Mirrors-Web

A Demonstrator for Automatic Thesaurus Derivation

User's Guide
(c) Helge Dyvik & Paul Meurer


Introduction

Mirrors-Web is a web interface to Semantic Mirrors, a program deriving thesaurus entries from data extracted from parallel corpora (see the Wordnet project). An explanation of the method can be found in the second part of the paper "Translations as a Semantic Knowledge Source" (henceforth "MirrorsPaper") by Helge Dyvik. Most of the input bases, consisting of words with their sets of possible translations, have been taken from The English-Norwegian Parallel Corpus (ENPC) .

 

The web interface is created by Paul Meurer, who has also re-implemented Helge Dyvik's Mirrors program.
 

 

 

Main links

Derive Thesaurus Entries
 

Derive Thesaurus Lists
 

The Wordnet Project

MirrorsPaper


Search

Either single thesaurus entries and lattices, or complete thesaurus listings, may be derived.

Single Thesaurus Entries and Lattices

The user may choose a word base (see below), which consists of word lemmas associated with their sets of translations in the other language. The word base is the input to the Mirrors procedure. 

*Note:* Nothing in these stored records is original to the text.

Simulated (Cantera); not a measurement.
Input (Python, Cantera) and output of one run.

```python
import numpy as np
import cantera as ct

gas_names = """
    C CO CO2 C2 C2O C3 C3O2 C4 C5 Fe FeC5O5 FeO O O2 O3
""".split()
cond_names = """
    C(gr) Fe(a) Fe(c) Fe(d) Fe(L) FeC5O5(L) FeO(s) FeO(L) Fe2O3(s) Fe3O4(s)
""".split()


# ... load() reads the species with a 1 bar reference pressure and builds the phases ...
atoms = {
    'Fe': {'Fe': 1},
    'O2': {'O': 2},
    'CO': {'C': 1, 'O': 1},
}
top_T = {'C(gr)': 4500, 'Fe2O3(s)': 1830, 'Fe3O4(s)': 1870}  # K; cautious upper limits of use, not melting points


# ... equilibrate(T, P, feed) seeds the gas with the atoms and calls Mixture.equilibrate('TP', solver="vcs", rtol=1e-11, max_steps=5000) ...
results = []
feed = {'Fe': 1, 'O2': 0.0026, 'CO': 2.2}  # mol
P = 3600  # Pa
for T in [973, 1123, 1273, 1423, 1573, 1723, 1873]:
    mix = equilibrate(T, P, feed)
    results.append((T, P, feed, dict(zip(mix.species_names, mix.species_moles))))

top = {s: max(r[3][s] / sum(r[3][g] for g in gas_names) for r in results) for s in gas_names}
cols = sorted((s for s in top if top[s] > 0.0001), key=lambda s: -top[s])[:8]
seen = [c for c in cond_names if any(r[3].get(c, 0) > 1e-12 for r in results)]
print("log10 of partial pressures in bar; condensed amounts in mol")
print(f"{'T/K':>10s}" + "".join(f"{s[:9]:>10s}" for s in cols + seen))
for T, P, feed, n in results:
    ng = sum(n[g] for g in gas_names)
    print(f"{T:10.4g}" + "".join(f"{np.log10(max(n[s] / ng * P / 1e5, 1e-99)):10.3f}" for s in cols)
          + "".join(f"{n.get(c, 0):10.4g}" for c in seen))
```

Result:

The user searches for a word from the base (in one of three ways; see immediately below), and its thesaurus entry is generated, divided into senses and subsenses, with hyperonyms, hyponyms, synonyms and related words, to the extent that sufficient information is available, and according to the parameters extended, Synset Limit and Overlap Threshold, explained below. Some of the translations of each sense (not necessarily all of them) are given in parentheses. Furthermore, lattices showing the network of semantic relations among the senses graphically can be inspected (see "Lattices" below). Search can be performed in three alternative ways.

  • Choose the appropriate language. Write a word in the search window (remove the asterisk, if any!) and click "Search" or hit return. Or:
  • Click one of the the translations, hyperonyms, synonyms etc. in the entry displayed to see its entry. Or:
  • Choose the appropriate language. Click the option "Go to the list of words in base X". This displays a simple list of all the available words in the chosen language in the current base. The words can be clicked to see their entries. (NB! This option is time-consuming for the larger bases.)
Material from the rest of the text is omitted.